Coaching is a marathon, not a sprint.

2. Help team members find and focus on their strengths.

Part of being a coach is helping people discover what they're good at. When people realize what they're good at, they gain confidence. And when people gain confidence, they're a lot more motivated and driven to contribute those strengths in a positive way. Helping team members discover their strengths starts with close communication and trust. While helping each team member recognize their individual strengths, also show each team member the power of coming together. Show them how to be stronger together.

Coaching is bringing out the best in others.

3. Ask open–ended questions.

As a motivational speaker and leadership trainer, I am always looking for ways to probe my audiences with thought-provoking questions. I've realized that the best questions I can ask are those that challenge people to think with their brains and their hearts (both logical and emotional). The types of questions that truly move people into self-exploration and positive action are the most open-ended. Since these questions don't have a right answer, they allow people to freely express and discover their own answers.

I absolutely believe that people, unless coached, never reach their maximum potential.
— Robert Nardelli

4. What works for you might work for your team member.

Part of being a leader or coach is sharing your greatest lessons. Perhaps you remember having a grandparent or elder tell you a personal story with a strong lesson that resonated with you. Almost everyone has had some sort of mentor who inspired them that way. Now, it's your turn to do the same. Think about your own experiences and the lessons you've learned, and share them with your team. While they may not have gone through something similar to you, what's important is the lesson.

A coach is someone who can give correction without causing resentment.
— John Wooden

5. Focus on your relationships with team members first.

Being a coach requires you to forge strong relationships with your team members. Even when it seems challenging to connect with certain team members, remember that these relationships are key to helping you do your job better. For example, knowing your team members' interests, values, and goals enables you to continuously find personal motivators and helps reinforce goals that are important to them.

Relationship before content.

6. Put your team in charge.

Coaching isn't about telling people what to do. Coaching is a way to bring out the best in your team through nurturing, passionate dedication and fervent guidance. It sounds easy to remember, but many go through life dictating orders and micromanaging a team's every move. To be a great leader-coach, put them in charge. You want to help your team learn from their own mistakes. And that means sometimes you have to sit back and allow them to figure out things for themselves. If you're always stepping in as soon as something goes wrong, they'll never learn.

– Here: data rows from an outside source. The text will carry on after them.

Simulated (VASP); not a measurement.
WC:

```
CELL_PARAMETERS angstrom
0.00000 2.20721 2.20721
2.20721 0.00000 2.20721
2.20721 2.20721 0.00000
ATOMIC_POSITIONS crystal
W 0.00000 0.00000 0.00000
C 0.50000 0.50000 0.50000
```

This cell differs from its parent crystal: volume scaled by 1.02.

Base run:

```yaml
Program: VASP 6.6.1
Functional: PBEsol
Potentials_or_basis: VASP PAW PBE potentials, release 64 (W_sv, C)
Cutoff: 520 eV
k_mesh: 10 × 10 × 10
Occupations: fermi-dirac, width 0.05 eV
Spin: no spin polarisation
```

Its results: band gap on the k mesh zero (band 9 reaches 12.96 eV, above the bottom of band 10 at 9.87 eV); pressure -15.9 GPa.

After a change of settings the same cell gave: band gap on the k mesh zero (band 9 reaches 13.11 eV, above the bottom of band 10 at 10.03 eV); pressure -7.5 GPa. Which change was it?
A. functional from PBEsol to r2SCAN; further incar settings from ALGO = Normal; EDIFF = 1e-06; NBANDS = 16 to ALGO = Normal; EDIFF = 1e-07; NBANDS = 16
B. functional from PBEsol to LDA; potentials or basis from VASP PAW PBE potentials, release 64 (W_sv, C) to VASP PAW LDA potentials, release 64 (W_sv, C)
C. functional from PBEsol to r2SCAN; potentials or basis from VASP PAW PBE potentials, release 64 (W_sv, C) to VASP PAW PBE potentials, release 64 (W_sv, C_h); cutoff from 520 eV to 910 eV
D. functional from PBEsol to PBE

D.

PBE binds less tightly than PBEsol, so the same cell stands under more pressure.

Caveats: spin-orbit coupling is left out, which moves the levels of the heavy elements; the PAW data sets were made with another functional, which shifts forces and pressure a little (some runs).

Coaching is an action, not a title, and actions will result in successes!
— Catherine Pulsifer

7. Reward team-oriented behavior.

As individuals, we're often focused on our personal problems and goals. While there's no harm in this, it can make teamwork more difficult. To help your team focus in a more team-oriented way, try rewarding behavior that exemplifies teamwork. You might see a team member sacrificing personal successes for the greater benefit of the team, or you might notice a team member being inclusive to the rest of the group when someone's feeling left out. These are signs that your team is truly beginning to understand the art and power of teamwork—be sure to reward it.

Coaching is 90% attitude and 10% technique.